Author Anthony McGowan held an English workshop for first- and second-year students at Truro School recently. Anthony, whose first book was published in 2004, has written a number of critically acclaimed novels aimed at teenage and adult audiences. The students heard about his life experiences and writing techniques throughout the workshop, reflecting on when he attended school in Leeds and how he twists his own happy, sometimes painful memories into storylines.
Following the workshop, Anthony took part in a Q&A session. One student asked: “If you were able to go back in time and change one thing about your life, what would it be?” Anthony admitted that he would have chosen to be the person who intercepted the bullies, rather than be the bystander. This regret, he explained, was one of the reasons that he wrote ‘The Knife that Killed Me’, a novel exploring how young people become involved in crime, for reasons of self-defence as much as peer pressure.
The author divulged to the students how he drew upon his own school experiences when writing such novels, recalling the times that he had witnessed bullies and bullying to shape the story. ‘The Knife that Killed Me’ was made into a film last year and students attending the talk were able to watch the trailer and get a feel for the adaptation.
At the end of the workshop, second-year student Maisy Vincent said: “Anthony is a really interesting author. Many of his books are teenage fiction with adult twists. His books portray his life experiences with harsh realities such as knife crime in schools. Anthony has definitely inspired me to read more and also given me some ideas for my own writing.”
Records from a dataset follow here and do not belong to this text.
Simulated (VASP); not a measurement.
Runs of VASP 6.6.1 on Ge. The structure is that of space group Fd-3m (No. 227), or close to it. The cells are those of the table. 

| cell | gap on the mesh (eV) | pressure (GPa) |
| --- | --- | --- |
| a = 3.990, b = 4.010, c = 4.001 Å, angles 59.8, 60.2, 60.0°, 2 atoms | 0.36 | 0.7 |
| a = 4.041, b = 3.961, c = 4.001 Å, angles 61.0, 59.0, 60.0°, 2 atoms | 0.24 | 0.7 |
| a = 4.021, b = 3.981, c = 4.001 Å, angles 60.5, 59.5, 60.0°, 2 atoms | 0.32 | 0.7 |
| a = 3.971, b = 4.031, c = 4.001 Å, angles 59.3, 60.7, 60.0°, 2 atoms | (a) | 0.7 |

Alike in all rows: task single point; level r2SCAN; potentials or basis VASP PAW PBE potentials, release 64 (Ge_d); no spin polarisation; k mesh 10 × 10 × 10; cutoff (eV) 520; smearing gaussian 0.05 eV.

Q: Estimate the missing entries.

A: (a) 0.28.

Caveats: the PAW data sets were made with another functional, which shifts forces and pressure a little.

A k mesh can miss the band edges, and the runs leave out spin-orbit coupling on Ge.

McGowan’s visit to the county tied in with his being shortlisted in the Kernow Youth Book Award (KYBA), an annual awards ceremony where all of the candidates are selected by young people throughout Cornwall. Thirteen young readers at Truro School had contributed towards the voting, with many other Cornish schools taking part.
Other nominees for the KYBA this year included Gillian Cross, Eoin Colfer, Alex Gutteridge, Sophie McKenzie and Holly Smale. Sophie McKenzie picked up this year’s prize, pipping Anthony to the post with her novel ‘Spilt Second’.
“As well coming down with the hope of winning an award,” said Anthony, “I’m also on a reconnaissance mission to get a taste of the county. My family and I are considering it for our next holiday.”
American writer Meg Rosoff also visited Truro School recently, leading a workshop with students in the older year groups.
Katherine Nelhams, one of the librarians at Truro, said: “We hope to continue to host famous authors in the future, and share them with other local schools, like we did with Meg Rosoff in February.”
McGowan’s next book ‘Pike’ is being publishing this month, with the plot kept firmly under wraps until publication. It’s the sequel to his 2013 book ‘Brock’, a story about one boy’s determination to save a badger cub from the destructive hands of a local gang.